Often, I keep track of films I watch that have a serious writer’s theme to the storyline. Most recently it was The Magic of Belle Isle staring Morgan Freeman and Virginia Madsen. First off, I highly recommend this to any writer. It’s a charming look at how imagination can and is a part of our lives, along with the story of a struggling writer. Plus it ends well and is a charming, charming story.
One of the things that got to me most about the film was the relationship Morgan Freeman’s character, Monte, has with his typewriter. At the start of the film he says “She’s a black-hearted whore, and I’m done with her.” Slowly, with the pushing of nine year old Finnegan O’Neil, he starts to write again and by the end of the film, you know he is back in sync with the machine. There is a line where Finnegan asks Monte why he doesn’t use a computer.
Monte’s response. “I’m going to answer your question in return for blessed silence. Look at that machine. I like that you have to write a bit slower on a manual, I like the way it sounds, I like the way the letters bite into the paper, I like that you can feel as a genuine human being doing the work.”
Sometimes I forget the magic of using my typewriter. I haven’t had the inclination to pull out the Royal (he/she needs a good name instead of just Royal unless I want to envision Royal Wilder from the Little House on the Prairie series). I actually haven’t had the inclination to do a lot of writing to tell you the truth. However, whenever I see typewritten words or poems I just inwardly sigh in happiness. When I see someone using a typewriter I want to hug them. And when I see the love of a typewriter expressed in a film, it just makes me want to write to the screenwriter and thank them for making my day. It doesn’t happen often, because honestly, there are not that many writer-esque films. So when I do see one, I pay attention.

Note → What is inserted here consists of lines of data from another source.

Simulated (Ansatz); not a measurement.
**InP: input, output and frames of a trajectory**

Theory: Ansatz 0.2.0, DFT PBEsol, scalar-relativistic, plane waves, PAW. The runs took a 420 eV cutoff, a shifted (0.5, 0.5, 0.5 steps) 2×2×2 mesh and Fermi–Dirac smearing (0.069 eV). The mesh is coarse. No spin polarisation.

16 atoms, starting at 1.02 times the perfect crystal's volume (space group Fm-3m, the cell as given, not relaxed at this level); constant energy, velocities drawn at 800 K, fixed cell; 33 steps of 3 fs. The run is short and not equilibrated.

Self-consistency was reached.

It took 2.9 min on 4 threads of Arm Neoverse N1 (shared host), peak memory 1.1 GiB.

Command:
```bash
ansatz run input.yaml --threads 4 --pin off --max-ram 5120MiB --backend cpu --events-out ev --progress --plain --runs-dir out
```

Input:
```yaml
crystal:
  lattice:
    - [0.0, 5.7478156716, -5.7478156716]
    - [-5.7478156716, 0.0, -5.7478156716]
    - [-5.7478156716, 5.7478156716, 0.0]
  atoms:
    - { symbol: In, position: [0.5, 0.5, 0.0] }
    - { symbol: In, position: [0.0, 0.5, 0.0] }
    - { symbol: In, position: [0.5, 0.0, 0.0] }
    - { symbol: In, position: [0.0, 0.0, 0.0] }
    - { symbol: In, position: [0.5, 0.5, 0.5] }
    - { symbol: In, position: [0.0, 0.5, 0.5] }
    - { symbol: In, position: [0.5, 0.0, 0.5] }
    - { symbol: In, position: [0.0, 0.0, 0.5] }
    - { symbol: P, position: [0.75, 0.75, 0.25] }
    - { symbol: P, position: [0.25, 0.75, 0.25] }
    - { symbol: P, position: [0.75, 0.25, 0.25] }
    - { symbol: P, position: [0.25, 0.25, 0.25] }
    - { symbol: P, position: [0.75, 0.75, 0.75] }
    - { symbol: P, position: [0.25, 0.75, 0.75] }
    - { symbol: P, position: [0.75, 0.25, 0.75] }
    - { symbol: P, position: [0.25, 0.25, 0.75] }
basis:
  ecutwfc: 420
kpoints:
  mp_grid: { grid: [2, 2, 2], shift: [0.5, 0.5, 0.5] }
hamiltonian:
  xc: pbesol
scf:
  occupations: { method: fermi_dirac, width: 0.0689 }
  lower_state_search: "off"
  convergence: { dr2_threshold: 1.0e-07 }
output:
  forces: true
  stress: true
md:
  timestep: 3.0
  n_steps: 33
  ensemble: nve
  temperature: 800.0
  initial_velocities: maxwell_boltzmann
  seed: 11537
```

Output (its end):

Another film that made me want to start using my Royal (somebody help me name the darn machine) was Shadows in the Sun staring Joshua Jackson and Harvey Keitel. Along the same lines as Monte, a line by Harvey Keitel’s character says Weldon Parish: “Typewriters make you think about the words you choose more carefully, because you can’t erase them with the push of a button. ” (side note: great ideas, very cheesy film)
For some reason, even though I know all of this it’s nice to hear it in a film, or a book, or some random post. Little writer’s reminders are nice.
Lastly, just because we are on the subject of writer’s films, I want to mention a new film that I HIGHLY recommend along with The Magic of Belle Isle. This film is an independent film by actor Josh Radnor titled Liberal Arts. I won’t go into a description because you can read about online everywhere. Just watch it. If you love inspiration from all around, classical music, good humor, humor on life and college, and just an all around good feeling when you get done with a movie, then you need to see this. It’s charming and you just want to meet Josh Radnor when you get done, especially since he wrote, directed and starred in the film. So so very good.
One last thought. I think the typewriter used in The Magic of Belle Isle was an Underwood. I had the opportunity of having my grandfather’s machine, but it didn’t work and he ended up finding someone that liked those kind. While I still wouldn’t really want one, man, those have got to be one of the coolest looking typewriters around.